For enhancing employee performance and welfare, “flextime” is an increasingly crucial “flexwork” tool. Flextime enables greater productivity, especially when integrated with cloud computing applications such as Dropbox and Google Drive.
Time is not a meaningful KPI in knowledge work given how technical improvements have reduced the link between productivity and time. This gels with the emerging wisdom that working smarter is more beneficial than simply working longer.
Flextime was originally developed to deal with problems caused by transit times during peak hour and to attract and retain staff with family commitments. It grants workers greater flexibility in starting and quitting times while maintaining a core time they are present in the office.
Flextime usually takes the form of a scheduling program for staff, enabling individual choice in starting and finishing times daily, provided completion of core hours. While usually granted as one of a number of low-cost perks, it has emerged as a way to enhance productivity and reduce costs. Research indicated that firms enjoyed positive outcomes by creating flexible work arrangements. Productivity went up, as work effort and hours intensified in employees who enjoyed flextime.
Productivity gains from flextime are rooted in an employee’s willingness to maintain equilibrium between themselves and employers. Since the employer has created a positive social exchange benefiting their employees—flexible timing—the worker is interested in maintaining equity and adapts by performing better. Flexible workers repaid the temporal freedom opened to them by performing better at work.
Flextime is one of many possible positive social exchanges that can result in strong, trust-based relationships between workers and their managers—and the company by extension. These are channels for trust-building, since these exchanges are not obligatory. It motivates workers by granting greater autonomy, mastery, and purpose in their temporal control.
The good and the bad
Under flextime, there is a core period when employees are expected to be at work (e.g. 11 am – 3 pm), while the remainder of the working day is “flextime”, in which employees freely deploy their time. Flextime is possible for nearly any job function and has strong business benefits.

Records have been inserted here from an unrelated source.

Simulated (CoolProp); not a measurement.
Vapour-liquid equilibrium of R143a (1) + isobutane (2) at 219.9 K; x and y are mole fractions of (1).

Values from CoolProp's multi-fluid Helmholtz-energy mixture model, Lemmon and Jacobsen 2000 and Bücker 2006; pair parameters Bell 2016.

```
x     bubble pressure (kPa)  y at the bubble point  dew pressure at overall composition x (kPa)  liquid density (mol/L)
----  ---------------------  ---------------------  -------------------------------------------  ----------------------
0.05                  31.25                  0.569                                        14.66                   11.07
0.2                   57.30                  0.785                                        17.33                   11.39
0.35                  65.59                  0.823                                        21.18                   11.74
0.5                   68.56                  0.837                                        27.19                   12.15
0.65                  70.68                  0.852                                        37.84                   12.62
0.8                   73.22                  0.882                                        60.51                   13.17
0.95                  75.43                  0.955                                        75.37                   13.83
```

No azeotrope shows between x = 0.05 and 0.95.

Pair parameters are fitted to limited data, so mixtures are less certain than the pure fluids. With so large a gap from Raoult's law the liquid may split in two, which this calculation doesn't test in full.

However, it is more difficult to offer flextime for customer and client-focused appointments, due to requiring their presence in the office during specific periods. Industries that are not client-driven can allow workers to come into the office for specified weekly hours, while still maintaining flexibility in how those hours are deployed.
Some industries like IT and call centers operate on a 24-hour cycle and shift work, requiring staff through the day and night. For such industries, a flextime schedule is mutually beneficial given the performance gains. However, there are multiple issues concerning flextime, with pros and cons across different sectors and job roles.
The general benefits of flextime include:
- Improved capability to deploy staff and extend operating hours;
- Enhanced staff retention and recruitment at multiple organizational levels;
- Increased savings in overtime costs and improved staff welfare;
- Improved productivity by intensified work effort; and
- Reduced conservancy costs by virtue of maintaining smaller offices
A downside of flextime is reduction in staff maintenance. Due to the lack of employee supervision, it could result in employee non-compliance and tardiness. Furthermore, if customer-related issues arise with no managers present, it could result in resolution difficulties with customers. It also demands more administrative resources from HR and IT, if timekeeping tools are to be deployed.
Flextime can inhibit innovation if improperly implemented. Relevant personnel may be unavailable for networking, brainstorming, and meetings if absent from the office—an issue that Yahoo USA experienced and which CEO Marissa Mayer corrected by revoking flexible work. Such decisions are not without business costs and risks to employees.
Examples of companies implementing flextime
The most effective ways to achieve an optimal cost-benefit ratio with flextime in a sustainable manner lies in proper implementation. There are multiple case studies from the London School of Economics and the Labour Relations Agency UK of arrangements in the corporate sector and non-profit organizations.
One model is the variable working week, with a minimum and maximum duration of 35 to 48 hours. Under this model workers can spend 7 to 9+ hours a day on the job, or use the extra hours as needed. However the business saves costs, due to not needing to pay for overtime unless beyond the maximum work hours.
A low-cost perk, as practiced by the World Wildlife Fund, is granting employees every alternate Friday off. Another model is compressed work weeks, with working hours compressed into four days, rather than a conventional 5 day or 5.5 day working week.
Managers need to take a leadership role in creating possibilities for positive work outcomes and flexible working. Employers need to engage and invest in their people—their human capital—in order to create positive business outcomes. The simplest way to achieve this lies in intelligently managing the dimensions where employer-staff interests mutually overlap: the autonomy and mastery of time.